Skeptophilia (skep-to-fil-i-a) (n.) - the love of logical thought, skepticism, and thinking critically. Being an exploration of the applications of skeptical thinking to the world at large, with periodic excursions into linguistics, music, politics, cryptozoology, and why people keep seeing the face of Jesus on grilled cheese sandwiches.

Saturday, July 30, 2022

First, do no harm

I keep thinking I'm not going to need to write any more about LGBTQ issues, that I've said all I need to say, and yet... here we are.

I'm going to start with a question directed at the people who are so stridently against queer rights, queer visibility, even queer existence.  I doubt many people of that ilk read Skeptophilia, but you never know.  So here goes:

How does guaranteeing that LGBTQ people are treated equally, fairly, and kindly, and are given the same rights as straight people, affect you at all?

It costs you absolutely nothing to say, "I'm not like you, and maybe I don't even understand this part of you, but even so, I respect your right to be who you are without shame or fear."  For example, I'm not trans; I have always felt unequivocally that I am one hundred percent male.  But when I had trans students in my classes, all it required was my crossing out a first name on the roster and writing in the name they'd prefer to be known by, and remembering to use the appropriate pronouns.  A minuscule bit of effort on my part; hugely, and positively, significant on theirs.

What possible justification could I have for refusing?

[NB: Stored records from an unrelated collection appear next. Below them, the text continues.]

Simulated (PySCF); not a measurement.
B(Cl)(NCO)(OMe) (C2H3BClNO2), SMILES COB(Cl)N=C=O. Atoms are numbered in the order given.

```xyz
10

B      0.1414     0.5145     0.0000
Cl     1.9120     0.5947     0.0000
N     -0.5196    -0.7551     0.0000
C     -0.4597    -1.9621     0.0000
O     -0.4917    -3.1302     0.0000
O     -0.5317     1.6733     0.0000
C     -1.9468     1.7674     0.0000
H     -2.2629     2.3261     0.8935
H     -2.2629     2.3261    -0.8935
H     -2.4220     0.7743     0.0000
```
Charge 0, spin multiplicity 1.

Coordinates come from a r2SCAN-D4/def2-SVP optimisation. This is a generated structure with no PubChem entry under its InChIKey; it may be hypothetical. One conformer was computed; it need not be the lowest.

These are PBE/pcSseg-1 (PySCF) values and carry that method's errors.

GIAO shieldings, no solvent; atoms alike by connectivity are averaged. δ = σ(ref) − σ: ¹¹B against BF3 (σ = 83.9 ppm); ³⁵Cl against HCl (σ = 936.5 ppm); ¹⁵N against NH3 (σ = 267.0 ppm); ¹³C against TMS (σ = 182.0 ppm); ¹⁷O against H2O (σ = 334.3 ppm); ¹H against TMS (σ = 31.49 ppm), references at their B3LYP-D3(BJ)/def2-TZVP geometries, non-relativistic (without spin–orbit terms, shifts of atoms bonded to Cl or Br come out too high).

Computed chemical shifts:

The reason this whole topic comes up once again is a link sent to me by a loyal reader of Skeptophilia about a rugby team in Australia, the Manly Sea Eagles, which had seven of its players refuse to play in an important match because the owner wanted the team to wear jerseys with a rainbow design meant to promote inclusivity.

Note that the jerseys pretty subtle.  There's not even any text explaining, or calling attention to, the rainbow bands.  But even that level of support was a bridge too far for seven homophobic bigots, who chose to stand down from the game instead.

The whole incident is made even more outrageous by the fact that the owner wasn't wanting the jersey design changed permanently; it was for one damn game, as a sign of solidarity with LGBTQ players and fans.  But no, seven players refused to wear them, saying it violated their "religious beliefs."

Retired Sea Eagles player Ian Roberts, who is the first rugby league player to come out publicly as gay, was devastated by the players' actions.  "I try to see it from all perspectives, but this breaks my heart,” Roberts said.  "It’s sad and uncomfortable.  As an older gay man, this isn’t unfamiliar.  I did wonder whether there would be any religious pushback.  That’s why I think the NRL have never had a Pride round.  I can promise you every young kid on the northern beaches who is dealing with their sexuality would have heard about this."

Matt Bungard, of Wide World of Sports, was blunter still.  "I don’t want to hear one single thing about ‘respecting other people’s opinions’ or using religion as a crutch to hide behind while being homophobic.  No issues playing at a stadium covered in alcohol and gambling sponsors, which is also a sin.  What a joke."

Which I agree with completely, but it brings me back to my initial question; how did wearing the jerseys, for one night, harm those seven players?  The jerseys didn't say, "Hi, I'm Gay."  They were just a sign of support and inclusivity, of treating others the way you'd like to be treated.

Hmm, now where did I hear about that last bit?  Seems like I remember someone famous saying that.  Give me a moment, I'm sure it'll come to me.

A Christian baker creating a wedding cake for a gay couple is saying, "I may not be gay, but I'm happy you've found someone you love and want to spend your life with."  Straight parents who give unconditional support to their trans child are saying, "I love you no matter what, no matter who you are and what you'd like to be called."  A straight teacher having books with queer representation is saying, "Even if I don't experience sexuality like you do, I want you to understand yourself and be happy and confident enough to express your own truth openly."

I remember when I first saw this tweet thinking, "How about creating a world where if Billy did wake up and go ask Brad to the prom, it would be no big deal?"  It costs cis-hetero people nothing, zilch, to say, "I'm fine with who you are."  And to queer kids, it would be life-changing.  Heaven knows, my life would have been different if I'd been able to ask Brad to the prom.

Not you specifically, Brad.  I'm just making a point.

Really, all it requires is the ability to say (1) "Your experience is not the same as my experience, and that's okay," and (2) "I'm committed to treating everyone with kindness, respect, and love."

Instead, far too many people are still choosing bigotry, exclusion, and oppression.  And here in the United States, there is an increasing push to codify all that hatred into law.

If you're against same-sex marriage, if you bristle at Pride events, if you refuse to use a person's chosen name and pronouns, if you think businesses should be able to deny services to queer people, I want you to stop, just for one moment, and ask yourself: how is any of this harming me?  Maybe it's time to pay more attention to the "love thy neighbor" parts of the Bible than to the Book of Leviticus, of which (face it) 99% is ignored by most Christians anyway.  Maybe it's time to put more emphasis on compassion, understanding, and acceptance than on condemning anyone who doesn't think, act, or believe like you do.

After all, Jesus said it himself, in the Gospel of John, chapter thirteen: "By this all people will know that you are my disciples: if you have love for one another."